As the political pendulum swung away from the moderates toward the new hardline president Mahmoud Ahmadinejad in 2005, Iran began emulating North Korea, blustering about its nuclear prowess. The unsettled political atmosphere in Iran since Ahmadinejad and his allies rigged his reelection in 2009 has hampered Barack Obama’s efforts to reopen negotiations with Tehran. But even if dissidents succeed in ousting Ahmadinejad, the new government might still conclude that nuclear jujutsu tactics serve Iran’s national interests.
The success of nuclear jujutsu leads to several important conclusions. First, nuclear weapons have ceased to be an asset for the great powers. They are fundamentally unusable against the threats facing the major states in the twenty-first century, and their large nuclear arsenals only legitimate the efforts of smaller powers to acquire nuclear weapons to deter great power attacks.

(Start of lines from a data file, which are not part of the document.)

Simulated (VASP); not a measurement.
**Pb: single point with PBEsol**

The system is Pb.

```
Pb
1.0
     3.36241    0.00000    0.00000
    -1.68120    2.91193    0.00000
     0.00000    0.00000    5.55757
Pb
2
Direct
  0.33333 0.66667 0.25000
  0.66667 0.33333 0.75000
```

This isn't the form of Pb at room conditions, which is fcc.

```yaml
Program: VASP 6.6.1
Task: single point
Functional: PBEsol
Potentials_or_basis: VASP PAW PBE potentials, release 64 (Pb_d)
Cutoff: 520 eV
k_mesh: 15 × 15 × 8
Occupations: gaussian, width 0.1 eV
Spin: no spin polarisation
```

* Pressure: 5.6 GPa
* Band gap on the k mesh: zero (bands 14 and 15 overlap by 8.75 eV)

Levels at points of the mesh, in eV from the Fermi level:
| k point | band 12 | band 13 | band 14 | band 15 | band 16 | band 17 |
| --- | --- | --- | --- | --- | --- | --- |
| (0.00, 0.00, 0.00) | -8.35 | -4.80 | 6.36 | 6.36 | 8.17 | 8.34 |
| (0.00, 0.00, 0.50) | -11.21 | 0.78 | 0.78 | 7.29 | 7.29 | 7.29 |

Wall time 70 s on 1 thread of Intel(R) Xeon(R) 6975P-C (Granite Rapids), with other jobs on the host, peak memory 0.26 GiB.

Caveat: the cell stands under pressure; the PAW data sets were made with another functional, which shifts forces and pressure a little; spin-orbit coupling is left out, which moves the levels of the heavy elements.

Second, arguments for expanding nuclear power production merely complicate the international security environment. Nuclear power production is a key first step toward nuclear weapons. Every practitioner of nuclear jujutsu began by claiming it only had peaceful nuclear ambitions, and each nation then exploited its nuclear reactors to produce materials for military purposes. A necessary step to ending the nuclear threat is to eliminate nuclear power production.
Last, President Obama needs to move forward with contemplated changes in U.S. nuclear strategy that include a no-first-use pledge and deep cuts in the U.S. nuclear arsenal. A global effort to diminish the importance of nuclear technology will thwart the effectiveness of nuclear jujutsu now and in the future.